DT vs Dropbox selective sync

First of all, thanks for building and maintaining such an amazing tool!

As a scientist, I find DT extremely helpful in organising the various documents I deal with. However, for literature I still use Bookends which is better at metadata retrieval and referencing. PDFs that are added to Bookends are then placed in a Dropbox folder. After some 20 years, this folder is now nearly 9GB in size. I therefore use Dropbox “selective sync” to only keep newer files locally.

I’ve previously added the entire “PDFs” folder into DT as an external reference (“Index Files and Folders…”). Now that my PDFs are indexed, they are searchable, which is awesome. However, my problem is that I now want to make some space and make a lot of older papers “online only“. However, it seems that DT immediately tries to re-index the files as soon as they’re replaced by a 0 byte placehonder, which triggers a re-download of the files!

Is there any way to stop re-indexing of the files while still having new files added to the “PDFs“ folder indexed and made searchable?

Welcome @BenjaminSB
Indexed files should be available locally, not stored only in the cloud. Have you done anything beyond searching for the indexed files in DEVONthink?

The beauty of Dropbox selective sync is that the files are sort of stored locally, but only retrieved on demand. This used to work quite nicely: after being indexed, the files eventually get replaced by a 0-byte placeholder, but if I try to open them they are transparently re-downloaded. However, probably due to the switch away from AFP, it now seems that DT is notified of the fact that the files have changed as soon as they’re “offlined“, and then it tries to re-index them, which immediately re-downloads them. So, at the moment, it seems impossible to use selective sync with a folder that is indexed in DT :confounded_face:

Is it asking too much if there’s a way for the indexer to selectively ignore “file has now size 0“ changes in indexed folders that are in Dropbox? That would solve the issue, I think - as soon as I try to access the file any other way than indexing would immediately re-download the file, so it would continue to behave as if it were locally available.

The beauty of Dropbox selective sync is that the files are sort of stored locally, but only retrieved on demand.

Except when Dropbox’s servers aren’t responding or your network is poor or down.

Have you also considered not indexing that entire Dropbox folder?

Lastly, what version of DEVONthink are you running?
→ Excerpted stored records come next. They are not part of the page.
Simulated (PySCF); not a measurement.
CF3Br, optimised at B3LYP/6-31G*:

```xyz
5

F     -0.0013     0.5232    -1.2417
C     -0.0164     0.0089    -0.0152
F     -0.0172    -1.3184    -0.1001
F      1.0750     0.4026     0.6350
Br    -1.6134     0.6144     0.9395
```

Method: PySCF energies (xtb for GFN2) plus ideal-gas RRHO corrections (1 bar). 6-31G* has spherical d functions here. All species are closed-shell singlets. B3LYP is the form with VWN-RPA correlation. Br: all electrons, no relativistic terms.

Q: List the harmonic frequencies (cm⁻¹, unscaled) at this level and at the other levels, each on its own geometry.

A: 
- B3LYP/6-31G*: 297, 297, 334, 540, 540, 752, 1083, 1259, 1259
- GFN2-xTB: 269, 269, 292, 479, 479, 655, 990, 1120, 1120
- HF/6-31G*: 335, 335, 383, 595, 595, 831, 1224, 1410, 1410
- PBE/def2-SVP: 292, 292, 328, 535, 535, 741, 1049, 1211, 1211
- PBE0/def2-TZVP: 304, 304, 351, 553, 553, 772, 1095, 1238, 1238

The point of indexing the folder is to be able to search through the documents without also keeping the 8G of data around when they’re not needed (ie most of the time). Sure, there’s a possibility that I might be offline, but in that case I just get a timeout or temporary error, that’s a small price to pay.

I’m on DEVONthink 3.9.16 Pro.

There’s nothing to be done unless you move up to version 4 (which we’d recommend for many reasons).

This is a search for an indexed file on OneDrive in version 4:

Oh, somehow the move to 4.x passed me by. Is there some fundamental difference in how DT4 handles this scenario?

I should also not that I’m still on MacOS 14.8.2 - I see that DT4 is compatible, but I wonder if that affects this sync/indexing issue in some way.

Yes. Version 4 has specific controls to not download such files. It requires you to download them on demand.

And no, there is no issue running version 4 on Sonoma.

Oh, somehow the move to 4.x passed me by.

From June of this year:

Right, I just upraded to DT4 but I still get the same result: as soon as I select some files in finder and make them “online only“, they are immediately re-downloaded as DT4 tries to re-index them (thus accessing them which triggers the re-download)

As I mentioned…

Version 4 has specific controls to not download such files.

Disable Files > Preview > General: Automatically download cloud files.in the settings.

1 Like

I disabled the “Automatically download cloud files“ tick-box and closed DT4, then made the whole “PDFs” folder “online only“. When I re-start DT4, it immediately starts to re-download all files as DT4 re-indexes them. Not sure what I’m doing wrong…

If the documents weren’t indexed, it would make sense as DEVONthink logically can’t index online only files. Let it finish, then make them online only. Quit and relaunch DEVONthink and see if the issue recurs.

Sorry, I think I was being unclear: the files were fully indexed. I then quit DT4, made them online only, and re-opened DT4. They get immediately re-downloaded. I just tried it again, same result.

Just for reference, I added the PDFs folder via “Index Files and Folders…“ and selected it. I’m using Dropbox for Business, so the full path to the folder is something like $HOME/My Company Dropbox/My Name/Apps/Bookends/Attachements

I’m not running Dropbox here. Are you using the Dropbox desktop app or the Finder?

Not sure what you mean with “the Dropbox desktop app or the Finder“? I use the Dropbox app, which runs a daemon in the background to sync files in the “Dropbox“ folder on the local machine to the cloud. Is this not what you were referring to?

UPDATE:

I think I might have figured out the issue. My dropbox folder hasn’t been upgraded to File Provider API. With Business accounts, it seems that an admin needs to allow this to happen, but for some reason our IT person forgot to do so. So, the problem here is that Dropbox is still using some old API to watch file changes and insert itself into the directory tree, which is probably why DT4 can’t detect that it’s a cloud file.

Thanks for the update. If IT gets this sorted out, let us know if that resolved the issue in DEVONthink as well.

I set up a second computer (M4 Mini) with the exact same Dropbox account. The new computer wouldn’t switch to File Provider which meant some indexed folders I was using to funnel new files into specific databases would confuse DEVONthink.
It would’t work properly with one on FP and the other on the old way, which makes sense as the file path is totally different. I had to switch the new computer to the Dropbox Beta to force it to eventually switch over. Or at least I did the switch to the Beta and then it changed.